Central States Archaeological Societies
Central States Archaeological Societies
Connect with CSASI on facebook

Several Types of Prehistoric Tennessee Pipes

by Steve Hart,

Central States Archaeological Societies 2018 October Journal

Huntington, Indiana

This excerpt from "Several Types of Prehistoric Tennessee Pipes" published in the 2018 Central States Archaeological Societies 2018 October Journal

Read the complete 12 page column in the Central States Archaeological Societies 2018 October Journal which can be purchased on-line after March 2019

Several Types of Prehistoric Tennessee Pipes
At top: Figure 85 in The Antiquities of Tennessee and the Adjacent States (1890) by Gates P. Thruston. The caption reads: The large stone pipe (Fig.85), representing a kneeling human figure is also an ancient type. It is in the fine collection of General J.T. Wilder, now of Johnson City, Tennessee, and was discovered near Kingston, Tennessee. The material of which it is composed is a compact, reddish brown stone, probably jasper or shale. It is six inches in height. Thruston also states: General Wilder has one of the largest and most carefully selected collections of antiquities in the South, and kindly sent the author a large number of specimens for examination and comparison.

 

Tennessee has seen a number of outstanding archaeologists, students and collectors of prehistoric peoples and their artworks. Three collections come to mind as being outstanding, above all the rest of their time. Early in the nineteenth century President Andrew Jackson (1767-1845) cabineted a number of fine artifacts during his days at the Hermitage. Later in that century, General Gates B. Thruston (1835-1912) assembled a collection of prehistoric artforms of both high quality and high quantity. Much of his material came from local Mississippian period sites in and around the Nashville area. During the middle part of the 20th century, Tennessee relic collecting was led by Dr. T. (Thomas) Hugh Young (1891-1962) of Nashville. Dr. Young, in his collecting quest, accumulated some of the finest relics ever recovered. One collecting facet that was shared by all three of these gentlemen was their admiration of prehistoric men and women, and their smoking pipes and traditions.

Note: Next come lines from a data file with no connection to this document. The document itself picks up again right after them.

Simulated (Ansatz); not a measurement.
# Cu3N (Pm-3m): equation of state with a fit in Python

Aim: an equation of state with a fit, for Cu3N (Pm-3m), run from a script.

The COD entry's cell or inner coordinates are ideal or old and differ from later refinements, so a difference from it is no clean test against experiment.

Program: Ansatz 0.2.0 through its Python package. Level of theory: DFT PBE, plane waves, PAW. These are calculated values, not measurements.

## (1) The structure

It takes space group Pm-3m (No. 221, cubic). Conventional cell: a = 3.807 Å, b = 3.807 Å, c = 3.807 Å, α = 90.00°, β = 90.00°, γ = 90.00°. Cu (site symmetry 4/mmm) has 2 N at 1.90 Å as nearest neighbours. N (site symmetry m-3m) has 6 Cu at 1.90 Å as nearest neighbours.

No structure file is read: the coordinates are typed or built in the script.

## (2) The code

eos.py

Of the three collectors, General Thruston was the most prolific writer, authoring books on Civil War history and Tennessee prehistory. Thruston was a Civil War General, then a Nashville attorney and an amateur archeologist. His prehistoric gatherings became well known regionally and in 1890 the Tennessee Historical Society requested he create an illustrated pamphlet of his collection. Thruston, then Vice President of the Society, generated a fully illustrated book of some 380 pages. His work sold for four dollars a copy, less than its actual production cost. He personally covered the additional costs such that his work could be widely available to collectors and students. A second updated edition of his work containing new chapters, notes and illustrations followed in 1897. Thruston’s knowledge and collection became known world-wide and he was asked to display his assemblages in Madrid, Spain at the 1893 Columbian Historical Exposition. This was followed in 1897 at the Tennessee Centennial Exposition, and later at the Louisiana Purchase Exposition in St. Louis. He was also asked to be the Tennessee representative and exhibited in Paris, France at a French Exposition.

His work The Antiquities of Tennessee and the Adjacent States captured much of the contemporary knowledge of local avocationalists and professional archaeologists in the mid-South communities, and featured collections from Tennessee and neighboring states.

This became THE textbook, and related to the Archaic, Woodland, Mississippian, as well as some contemporary period history of the time. In 1907 General Thruston attempted to donate his entire collection to the State of Tennessee, should the state provide space and security for his assemblage. When the state legislature could not or would not come up with sufficient funding, he donated the collection to Vanderbilt University, Nashville. It remained there until 1986, when Vanderbilt and the Tennessee State Museum Nashville jointly agreed to incorporate Thruston’s collection into the Museum’s permanent exhibit area, where it remains today.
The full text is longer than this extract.